Quick actions
- Create a cross-functional planning team before selecting curriculum.
- Map reporting and escalation steps for online exploitation concerns.
- Use age-appropriate lessons and parent-facing language.
- Measure reach, confidence, resource use, and referral pathways.
Build the team first
Effective school online safety work needs more than a speaker. Include administration, counseling, school resource or safety personnel where appropriate, technology staff, teachers, family engagement staff, and student support leaders.
Core program elements
- Age-appropriate student lessons on privacy, boundaries, reporting, and trusted adults.
- Parent and caregiver education that avoids shame and panic.
- Staff training on warning signs, evidence preservation basics, and referral pathways.

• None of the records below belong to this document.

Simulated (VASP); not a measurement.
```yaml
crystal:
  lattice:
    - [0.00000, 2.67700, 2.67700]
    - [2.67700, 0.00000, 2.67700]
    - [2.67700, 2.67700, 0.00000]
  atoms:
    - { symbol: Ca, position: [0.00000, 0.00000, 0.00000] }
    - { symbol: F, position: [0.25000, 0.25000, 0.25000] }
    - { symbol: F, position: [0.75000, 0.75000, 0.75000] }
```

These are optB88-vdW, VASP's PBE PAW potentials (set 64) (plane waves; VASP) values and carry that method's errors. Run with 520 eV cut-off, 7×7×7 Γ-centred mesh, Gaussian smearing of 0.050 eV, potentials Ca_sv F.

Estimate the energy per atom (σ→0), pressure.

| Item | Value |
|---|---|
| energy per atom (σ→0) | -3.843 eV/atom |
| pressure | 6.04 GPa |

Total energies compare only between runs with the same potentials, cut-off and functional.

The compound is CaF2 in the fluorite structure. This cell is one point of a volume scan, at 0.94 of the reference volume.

- A written response protocol for sextortion, threats, image-sharing, cyberbullying, and online enticement concerns.
- A resource page with CyberTipline, Take It Down, school contacts, and local emergency guidance.
Program quality questions
- Does the content match the developmental age of the students?
- Does it give students a safe way to ask for help?
- Does it avoid victim-blaming language?
- Does it tell staff what to do and what not to do when a disclosure happens?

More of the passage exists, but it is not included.